How do I properly snapshot an EBS volume with a RabbitMQ instance running?

I'm using RabbitMQ on an EC2 instance and I have the Mnesia tables on an EBS volume, so when I snapshot it and try to launch another instance with the same data, it appears that the table is in use by another RabbitMQ instance.

Is the only way to get around this to shut RabbitMQ down for the flush/snapshot and then start it back up once it's done?

Is there a way to clean up the files so that they don't appear locked or are forcefully unlocked?

It's not a common problem I'll be facing, just curious if there's a better solution.

To clarify, the error I see is: timeout_waiting_for_tables.

Solution

You first have the filesystem to be concerned with. Not sure if you're using LVM, ext3, xfs or what, but if you're on LVM, you might want to checkout the dmsetup man page; specifically dmsetup suspend / resume

You will end up with something like:

dmsetup suspend <dev> 
ec2-create-snapshot <vol> 
dmsetup resume <dev>

Once you've got the filesystem sync'ing / suspending, there's rabbitmq to worry about. Rabbitmq developer Matthias Radestock states in an email thread:

But for the persistant messages I am not so sure. How is the rabbit_persister.LOG managed? Can I just take a backup copy of it whenever, or may I only take one of the rabbit_persister.LOG.previous?
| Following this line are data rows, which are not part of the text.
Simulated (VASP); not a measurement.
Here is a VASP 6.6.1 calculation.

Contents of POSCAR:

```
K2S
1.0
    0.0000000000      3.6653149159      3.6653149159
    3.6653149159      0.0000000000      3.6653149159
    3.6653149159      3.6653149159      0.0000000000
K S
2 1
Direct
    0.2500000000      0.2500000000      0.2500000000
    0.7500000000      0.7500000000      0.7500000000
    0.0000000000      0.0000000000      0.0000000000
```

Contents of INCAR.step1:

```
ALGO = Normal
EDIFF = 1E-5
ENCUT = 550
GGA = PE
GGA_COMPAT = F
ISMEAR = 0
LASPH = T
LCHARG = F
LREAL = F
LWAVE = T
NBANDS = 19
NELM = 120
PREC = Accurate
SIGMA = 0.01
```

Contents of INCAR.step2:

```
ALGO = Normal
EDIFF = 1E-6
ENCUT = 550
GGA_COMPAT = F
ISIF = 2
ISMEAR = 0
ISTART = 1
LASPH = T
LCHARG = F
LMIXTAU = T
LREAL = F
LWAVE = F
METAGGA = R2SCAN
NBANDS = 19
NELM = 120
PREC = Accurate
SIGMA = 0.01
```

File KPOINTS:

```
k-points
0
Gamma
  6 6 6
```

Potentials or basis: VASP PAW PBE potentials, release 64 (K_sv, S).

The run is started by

I'd back up both files. It should be possible to restore the rabbit_persister.LOG from a backup even when that backup was taken in the middle of an append - I haven't tested that though. The .previous log is needed in case the backup takes place while the log is being rolled.

Where would I look to find out how often it is rolled?

The logic for deciding when to roll the log is rather complex.

Can I trigger a manual roll?

rabbit__persister:force_snapshot() in the Erlang shell does the trick.

Checkout the force-snapshot target in the Rabbitmq Makefile.